VITIATING FACTORS OF A CONFESSIONAL STATEMENT
·
INVOLVEMENT OF COURT IN
CHALLENGING CONFESSIONAL STATEMENT
·
CONFESSIONAL STATEMENT AGAINST A
CO-ACCUSED
·
RETRACTION OF CONFESSIONAL
STATEMENT.
VITIATING FACTORS OF CONFESSIONAL
STATEMENT
By
virtue of Section 29(2) Evidence Act
provides for vitiating factor that affects confessional statement, it provides thus;
If
in any proceeding where the prosecution proposes to give in evidence confession
made by the defendant, it is represented to the court that the confession was
or may have been obtained;
a) By
oppression of the person who made it or;
b) In
consequence of anything said or done which was likely in the circumstance
existing at the time, to render unreliable any confession which might be made
by him in such consequence, the court shall not allow the confession to be
given in evidence against him except in so far as the prosecution proves to the
court beyond reasonable doubt that the confession (notwithstanding that it may
be true) was not obtained in a manner contrary to the provisions of this
section.
The act itself went
further to define ‘OPPRESSION’ to mean ; torture, inhuman or degrading treatment
and the use of threat of violence whether or not amounting to torture. SEE
SECTION 29(5).
In
R V PRIESTLY: The word OPPRESSION was defined to mean something that tends to
sap or has sapped the free will which must exist before a confession is
voluntary.
Although, Section 31 of the Evidence Act 2011 went further to state when a
confession that was considered relevant cannot be vitiated by the way it was
obtained. It hence clarifies that a confession that is relevant will not become
irrelevant by the fact that it was made under a promise of secrecy, or in
consequence of a deception practiced on the defendant for the purpose of
obtaining it, or when he was drunk, or because it was made in answer to
questions which he need not have answered, or because he was not warned that he
was not bound to make such statement and that evidence of it might be given.
This above provision was affirmed
in the case of IGBINOVIA V STATE
(the case was discussed in PART 1) the supreme court opined that confessional
statement cannot become inadmissible only for reason of the concealment of the
status of the disguised Policeman who was fed with such valuable information
INVOLVMENT
OF COURT IN CHALLENGING CONFESSIONAL STATEMENT
The rule
is that when a Counsel fails to raise the objection when a confessional statement
is tendered, the accused can’t raise it again. The 2011 Evidence Act makes the
Learned Trial Judge to be more actively involved in the admission of a statement
from the very beginning. The provision of Section 29(2)(b);
In
consequence of anything said or done which was likely in the circumstance
existing at the time, to render unreliable any confession which might be made
by him in such consequence, the court
shall not allow the confession to be given in evidence against him except in so
far as the prosecution proves to the court beyond reasonable doubt that the
confession (notwithstanding that it may be true) was not obtained in a manner
contrary to the provisions of this section.

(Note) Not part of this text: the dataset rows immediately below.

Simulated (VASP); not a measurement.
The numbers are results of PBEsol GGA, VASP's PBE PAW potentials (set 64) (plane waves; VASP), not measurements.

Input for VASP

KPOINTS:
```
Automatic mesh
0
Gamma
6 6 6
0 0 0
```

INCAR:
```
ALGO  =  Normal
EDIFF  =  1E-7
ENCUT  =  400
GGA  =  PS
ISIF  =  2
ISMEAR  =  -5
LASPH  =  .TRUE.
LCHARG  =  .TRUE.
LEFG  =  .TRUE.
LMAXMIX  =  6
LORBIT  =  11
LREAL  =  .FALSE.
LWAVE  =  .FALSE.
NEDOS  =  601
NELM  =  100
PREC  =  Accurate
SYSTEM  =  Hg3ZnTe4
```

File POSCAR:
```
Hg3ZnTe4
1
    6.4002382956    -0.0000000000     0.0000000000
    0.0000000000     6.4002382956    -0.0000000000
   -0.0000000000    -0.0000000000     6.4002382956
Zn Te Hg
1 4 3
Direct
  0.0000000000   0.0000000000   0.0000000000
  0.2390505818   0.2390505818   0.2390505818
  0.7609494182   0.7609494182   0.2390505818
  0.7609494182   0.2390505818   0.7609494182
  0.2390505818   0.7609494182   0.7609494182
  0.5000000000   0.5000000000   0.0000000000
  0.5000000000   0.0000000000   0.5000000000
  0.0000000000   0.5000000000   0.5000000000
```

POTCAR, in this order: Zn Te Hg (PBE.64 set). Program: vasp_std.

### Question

Furthermore, the provision of
Section 29(3) EVIDENCE ACT:
In
any proceeding where the prosecution proposes to give in evidence a confession
made by a defendant, the court may of its own motion require the prosecution,
as a condition of allowing it to do so to prove that the confession was not
obtained as mentioned in either subsection (2)(a)(b) of this section.
CONFESSIONAL STATEMENT
AGAINST CO-ACCUSED
GENERAL RULE: By virtue of Section 27 (2)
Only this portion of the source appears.